For optimal reading, please switch to desktop mode.
At StackHPC we have been working on an exciting new tool for our OpenTofu defined,
Ansible driven Slurm appliance,
which aims to reduce disruptive and costly downtime during upgrades of production
Slurm clusters. This tool allows us to stagger the rebuilding of compute nodes by using
the Slurm job queue to orchestrate the upgrade process itself.
This presented a number of challenges: We have to contend with the maturity of the
appliance and uphold the key IaC principles with which it was designed; the process must
be easily configured for different sites; and appliance secrets must be handled
securely.
Before we dive into the gritty details of how we fared, what exactly is the issue we
are trying to solve, and why is Slurm-controlled rebuild the answer?
Let Down and Hanging Around
Picture this:
You are a student with deadlines for a research paper fast-approaching. You need to run
some final computations using the university's Slurm cluster. You ssh into the login
node and are faced with something like this:
*********************************************************************************
NOTICE: Scheduled Maintenance Window
The cluster will be UNAVAILABLE starting:
XX XX 2025 at 08:00 UTC
Expected completion:
XX XX 2025 at 17:00 UTC
All jobs that cannot complete before the start of the maintenance will be held.
Any jobs still running at the start of the maintenance window WILL BE TERMINATED.
Please plan your work accordingly.
*********************************************************************************
The cluster's down for upgrade maintenance in a few days. The job you hoped to submit
would take too long to complete before the cutoff and now you have to wait until after
the maintenance window to even start it. You were hoping to finalise the analysis over
the weekend but now you don't even get the data until the middle of next week. Disaster!
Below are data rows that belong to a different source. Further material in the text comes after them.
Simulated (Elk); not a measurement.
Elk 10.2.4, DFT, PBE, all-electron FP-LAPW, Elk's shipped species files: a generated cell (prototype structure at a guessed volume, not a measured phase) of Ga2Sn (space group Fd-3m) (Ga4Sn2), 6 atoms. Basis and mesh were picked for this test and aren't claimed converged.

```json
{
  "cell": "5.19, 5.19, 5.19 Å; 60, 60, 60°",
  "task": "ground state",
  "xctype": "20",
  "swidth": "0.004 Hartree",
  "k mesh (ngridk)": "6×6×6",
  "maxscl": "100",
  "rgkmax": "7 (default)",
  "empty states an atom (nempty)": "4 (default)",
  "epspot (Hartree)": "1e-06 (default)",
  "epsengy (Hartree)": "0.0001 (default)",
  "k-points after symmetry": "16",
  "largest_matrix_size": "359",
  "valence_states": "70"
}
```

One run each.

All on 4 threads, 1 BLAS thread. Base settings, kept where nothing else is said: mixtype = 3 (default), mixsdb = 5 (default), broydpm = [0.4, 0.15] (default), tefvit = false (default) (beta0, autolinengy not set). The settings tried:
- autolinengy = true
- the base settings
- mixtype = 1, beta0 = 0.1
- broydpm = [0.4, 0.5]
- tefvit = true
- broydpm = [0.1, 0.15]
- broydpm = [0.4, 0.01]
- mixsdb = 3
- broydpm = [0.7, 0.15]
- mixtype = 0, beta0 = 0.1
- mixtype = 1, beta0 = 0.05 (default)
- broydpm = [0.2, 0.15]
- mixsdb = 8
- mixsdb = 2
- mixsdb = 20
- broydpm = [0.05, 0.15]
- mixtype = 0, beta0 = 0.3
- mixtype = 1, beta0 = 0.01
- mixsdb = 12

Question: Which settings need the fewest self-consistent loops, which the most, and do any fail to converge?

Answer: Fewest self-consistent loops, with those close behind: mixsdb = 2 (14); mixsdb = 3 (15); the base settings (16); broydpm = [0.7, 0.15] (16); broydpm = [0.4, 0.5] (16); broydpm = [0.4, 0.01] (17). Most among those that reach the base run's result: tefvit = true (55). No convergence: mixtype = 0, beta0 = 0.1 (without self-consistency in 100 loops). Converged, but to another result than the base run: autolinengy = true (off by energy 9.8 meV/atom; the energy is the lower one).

Time to beg for an extension from your supervisor, you gauge.
If you're a sysadmin you might scoff at this scenario; it says more about the reckless
abandon of those who struggle to manage their time and plan ahead (...students!). You
would probably be right. After all, downtime is planned well in advance; users are given
plenty of notice, being bombarded with emails and warnings in the period leading up to
the maintenance windows, which are scheduled to minimise disruption. However, the fact
remains that downtime always has an impact on users. The bigger your system and the more
users you have, the greater effect it has on research productivity.
While very common at universities, Slurm is also prevalent in industry, where the
impact of downtime can be even more egregious. Productivity cost can be quantified and
feeds directly into revenue loss. This says nothing about the hidden costs, difficult to
quantify, but potentially more damaging in the long run. Inefficient maintenance windows
can put a damper on morale for agile development teams, for instance.
So what if there was another way?
Enter… Slurm-controlled rebuild!
By allowing Slurm to manage its own compute node upgrade process, we circumvent the need
for long maintenance reservations where all jobs are held or terminated if they overrun
into these reservation windows. If there was a way for the Slurm scheduler to manage
these upgrade jobs as part of the regular queue, then we could stagger the upgrade of
compute nodes and allow users to continue submitting jobs as normal, with only a short
period of enforced downtime for the upgrade of the login and control nodes.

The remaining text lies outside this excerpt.